Drugs: The drug culture that began to grow on campus in the Sixties is now a heavy part of the life style practiced by most of America's students. The majority of them use alcohol and grass for their highs, but a large number of them are also into amphetamines and barbiturates, mescaline and LSD, and a growing number are experimenting with hard drugs--cocaine and heroin.
We asked the students about each of the drugs: how much they use, whether they intend to use them in the future and, in the case of marijuana, why they use it, how they feel about the laws, how easy it is to get and even how much it costs.
Alcohol: Liquor is not commonly included in the catalog of dangerous drugs. In fact, this year a reported rise in its use was taken as a sign of hope. In the Illinois legislature, a bill to legalize beer for 18-year-olds was introduced because, some lawmakers said, "Alcohol is better than pot." Alcohol is a drug, however, sometimes addictive, harmful to the body, used pretty much for the same reasons other drugs are used, and illegal under most conditions for the two thirds of our sample who are under 21 years of age. We asked students how often they had taken a drink.

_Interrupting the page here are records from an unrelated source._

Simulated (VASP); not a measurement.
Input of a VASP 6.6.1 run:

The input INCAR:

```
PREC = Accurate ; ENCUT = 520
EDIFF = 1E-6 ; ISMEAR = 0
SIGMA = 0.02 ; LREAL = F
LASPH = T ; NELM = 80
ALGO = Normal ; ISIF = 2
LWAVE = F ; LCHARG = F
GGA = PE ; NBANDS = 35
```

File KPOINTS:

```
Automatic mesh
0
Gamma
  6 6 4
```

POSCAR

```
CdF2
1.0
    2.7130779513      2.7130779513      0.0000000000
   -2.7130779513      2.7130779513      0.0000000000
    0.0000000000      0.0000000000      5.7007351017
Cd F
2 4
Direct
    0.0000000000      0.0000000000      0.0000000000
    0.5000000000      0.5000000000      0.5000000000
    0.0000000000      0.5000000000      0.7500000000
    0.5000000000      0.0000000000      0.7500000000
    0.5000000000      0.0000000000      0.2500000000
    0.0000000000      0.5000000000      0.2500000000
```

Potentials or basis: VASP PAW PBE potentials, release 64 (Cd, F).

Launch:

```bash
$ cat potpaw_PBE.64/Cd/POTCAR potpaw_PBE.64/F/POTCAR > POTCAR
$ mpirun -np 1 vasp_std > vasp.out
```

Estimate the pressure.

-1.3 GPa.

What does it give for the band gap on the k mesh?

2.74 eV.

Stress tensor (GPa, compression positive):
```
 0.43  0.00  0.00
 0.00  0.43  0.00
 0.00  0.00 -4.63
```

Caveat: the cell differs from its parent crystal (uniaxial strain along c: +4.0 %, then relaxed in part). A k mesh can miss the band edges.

Nearly all college students--94 percent--have tried alcohol, and 80 percent reported regular use. Women use slightly less than men--a pattern that holds true for most other drugs. And drinking increases with age: 83 percent of the 17-year-olds reported using alcohol, and that figure increases to 95 percent for 22-year-olds. In a breakdown by academic majors, those studying business drink the most, 88 percent reporting regular use, and those studying education drink the least, with only 75 percent regular users. When we asked whether or not students intended to use alcohol in the future, 88 percent said yes and 12 percent said no.
Pot: Marijuana is the only drug on campus that seriously challenges alcohol for popularity. Its use is so widespread that the laws against it are being called the New Prohibition. The President thinks it is crucial enough to the general drug problem that in his June press conference he said, for the second time, that he is against its legalization. Serious, longterm studies on its adverse effects are still lacking and, considering its widespread consumption, users know relatively little about where it comes from, how its cut or even how it reaches the underground market.
We found over-all marijuana use up a startling 15 percent over last year. If that rate of growth continues, pot will be as popular as booze in two years.
We asked students how often they had smoked pot. (continued overleaf)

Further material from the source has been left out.